So, we have had the cades for 18 days now and though one or two were a likkle ikky for a day or so, I stood for no nonsense and everyone is now fit and well and looking like sumo wrestlers. We have found a need to put prison bars across the stable door where they all live; trying to escape from the little horrors after fueling them, was like a Keystone Cops movie; one in, two out, one between your legs etc. All 8 are eating creep (hard food) and drinking well from the milk bucket, though there is the occasional punch up for the best teat! As soon as I've finished lambing we'll get these ladies out to a paddock during the day, though I'll bring them in at night for warmth.
As you will see from the pic below, these cute lambs are savage. Peoples' coats, jackets, hair are nibbled viciously and our wellies with the fasteners on the side, are the best chew toys on the market.

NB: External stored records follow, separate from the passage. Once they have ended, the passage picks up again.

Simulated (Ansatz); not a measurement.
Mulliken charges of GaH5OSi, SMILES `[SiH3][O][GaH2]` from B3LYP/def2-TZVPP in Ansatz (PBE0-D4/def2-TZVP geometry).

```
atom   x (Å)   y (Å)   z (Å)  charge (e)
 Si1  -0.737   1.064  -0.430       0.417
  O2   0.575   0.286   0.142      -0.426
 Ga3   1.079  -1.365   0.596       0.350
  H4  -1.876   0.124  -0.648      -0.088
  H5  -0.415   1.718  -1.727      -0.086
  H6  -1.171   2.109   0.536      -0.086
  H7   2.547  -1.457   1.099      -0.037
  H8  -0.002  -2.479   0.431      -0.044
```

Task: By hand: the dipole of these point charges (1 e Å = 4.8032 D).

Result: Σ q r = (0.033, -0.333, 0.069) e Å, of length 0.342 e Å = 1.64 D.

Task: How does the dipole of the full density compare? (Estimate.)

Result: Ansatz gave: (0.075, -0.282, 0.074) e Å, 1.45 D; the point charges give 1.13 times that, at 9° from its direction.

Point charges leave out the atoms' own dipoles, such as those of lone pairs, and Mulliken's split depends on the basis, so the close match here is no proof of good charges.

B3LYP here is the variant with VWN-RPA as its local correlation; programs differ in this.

At day 16 of the cades' life, our pregnant ewes decided to add to the baby ratio. Cocoa, a first-time mum, was first to birth, delivering 3 healthy good-sized lambs, albeit at shift change at 2am. I had to help a little as she presented the first with a head and just one leg. I almost called my neighbour, who is so kind to us, but in the end I trusted my instincts and delivered the lamb safely myself. I helped again with lamb 2, fearing it was dead. After clearing airways and giving it a bit of a swing, it gave a big cough and was with us in the world. Baby 3 was half in and half out when Cocoa decided to go for a walkabout. I held the lamb and out she came. In the end Cocoa had two girls and a boy. She nickered and licked and prodded them towards her milk. An instinctive, loving mum instantly.
|Cocoa and Triplets 2015|
Not so Bino, also a first-time mum, also of triplets. She birthed the first lamb and licked it clean, and as I lashed off to get a coffee, leaving the under-birther (12yo) in charge, Bino instantly expelled a tiny, weeny thing. The under-birther leapt the barrier and cleared the baby's passage way, checked it was OK and then bolted (she's fast) to the house to manically ring the front door bell - our emergency signal.
The tiny lamb was only about 1.5lbs and it was clear that even if she could stand she wouldn't be able to reach the teats. I whipped her up in my arms and looked about for something to wrap her in. 'Open your jacket and fleece' I said to the 12yo. She obliged and we popped the chilly, damp lamb into the warm pouch.
I'm very proud of both of our children, they are brave and kind and it's not many pre-teens who want a soggy, birthing juicy lamb down their jumper. Eventually baby lamb and girl moved inside to the sitting room and fire.
In the end, Bino rejected baby number 2, preferring to raise just 1 lamb this first season! A week on and they are all are doing well. Mums and babies are in the field, rejected babies are thriving in the barn. We had to take one of the triplets from Cocoa before we turned her out, as her body conditioning wasn't good enough to care for 3, so now we have three new cades who will join our breeding ewes and live at The Larches full time.
Shrimp, as we've called the tiny one, Bee, her sister and Flopsy, Cocoa's triplet, are all doing well. A friend donated a doggie coat for Shrimp and I'm sorely tempted to get dressed up, pop her into one of those doggie carry bags and take her to lunch, just as the movie/pop stars do with their mini dogs. [I promise I won't.]